Technical difficulties

Incident Report for Proton Services

Postmortem

May 4th 2023 incident report:

At around 18:25 Zurich time, Proton experienced a downtime which impacted the ability of users to connect to Proton services. Services were restored starting at around 19:00 Zurich time, with no data loss due to Proton's redundant architecture.

The root cause was due to a failure of Proton's Redis cluster. Proton's Redis cluster is designed in a highly redundant way, with dozens of nodes spread across multiple datacenters, in order to be insulated from hardware failures or even failures of an entire datacenter. As a result, a downtime of our Redis cluster is a highly unusual and unlikely event.

Starting at around 18:11 Zurich time, Proton started losing Redis cluster nodes unexpectedly. Eventually, at 18:25, enough nodes were lost that the entire cluster failed. Because of the loss of so many nodes, it would have taken too long to restore nodes one by one and the entire cluster needed to be restarted.

As this is not a routine operation, Proton's infrastructure team needed some time to prepare the operation. Our recovery was also delayed because Redis is a caching layer, which means that traffic needed to be gradually introduced while the rebuilt Redis cluster was populated, in order to avoid overloading downstream systems. For this reason, recovery took approximately half an hour.
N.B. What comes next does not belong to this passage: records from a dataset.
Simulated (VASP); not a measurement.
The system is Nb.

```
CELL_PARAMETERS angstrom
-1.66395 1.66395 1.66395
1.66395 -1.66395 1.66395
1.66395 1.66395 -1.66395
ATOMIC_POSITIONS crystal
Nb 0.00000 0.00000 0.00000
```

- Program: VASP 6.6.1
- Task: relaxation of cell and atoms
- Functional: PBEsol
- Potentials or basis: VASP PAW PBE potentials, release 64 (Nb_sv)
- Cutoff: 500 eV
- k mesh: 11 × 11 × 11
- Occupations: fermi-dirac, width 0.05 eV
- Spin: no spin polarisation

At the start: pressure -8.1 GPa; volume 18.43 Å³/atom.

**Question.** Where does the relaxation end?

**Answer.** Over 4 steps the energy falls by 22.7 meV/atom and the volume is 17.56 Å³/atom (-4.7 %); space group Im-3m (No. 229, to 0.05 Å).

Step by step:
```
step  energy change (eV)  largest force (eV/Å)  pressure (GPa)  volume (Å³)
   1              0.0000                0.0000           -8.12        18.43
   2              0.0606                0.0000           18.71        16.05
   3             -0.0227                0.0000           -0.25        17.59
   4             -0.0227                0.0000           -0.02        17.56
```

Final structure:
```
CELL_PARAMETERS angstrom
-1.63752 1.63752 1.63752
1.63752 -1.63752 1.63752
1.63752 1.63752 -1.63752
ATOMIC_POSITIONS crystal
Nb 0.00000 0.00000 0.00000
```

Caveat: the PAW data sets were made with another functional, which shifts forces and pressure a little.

After an investigation, the root cause was found to be due to Redis nodes running out of memory. Proton's Redis infrastructure usually prevents this with strict memory limits that are put in place on each node. However, due to a mistake with setting these limits, some of Proton's Redis nodes were configured with a limit that exceeded the actual system memory. When a Redis node goes down, the traffic is general moved to the remaining Redis nodes, increasing the load on them. When this happened, it tipped more of the misconfigured Redis nodes above the memory limit, causing them to crash as well, and increasing the load on the fewer remaining nodes.

Ordinarily, this would not be fatal due to redundancy in the Redis cluster, but unfortunately the memory misconfiguration error was present on around half of Proton's Redis nodes, and the cluster was unable to function with half of the nodes down.

The memory limits have now been correctly set on all nodes, which will prevent a reoccurrence of this issue. We will also introducing additional checks to detect such misconfigurations in the future so they can be proactively found and fixed.

We want to apologize again for the inconvenience and thank you for your patience.

Posted May 04, 2023 - 20:25 CEST

Resolved

This incident was resolved starting approximately 7PM CET on 4-May-2023. We apologize for the inconvenience. We confirm no data has been lost.

Posted May 04, 2023 - 19:05 CEST

Update

We apologize for the current situation. No data is lost, but access and notifications may be delayed. We are working on the issue and hope to fully restore our services shortly. We’ll continue sharing updates here as they happen.

Posted May 04, 2023 - 18:57 CEST

Investigating

We are currently experiencing technical difficulties affecting some of our Mail, Calendar, and Drive users. We are working to fully restore services as soon as possible. We apologize for the inconvenience

Posted May 04, 2023 - 18:31 CEST

This incident affected: Proton Mail (Web Application, Incoming Mail, Outgoing Mail, Bridge, Mobile Apps, Push Notifications), Proton Calendar (Mobile Apps, Web Application), and Proton Drive (Web Application, Mobile and Desktop Apps).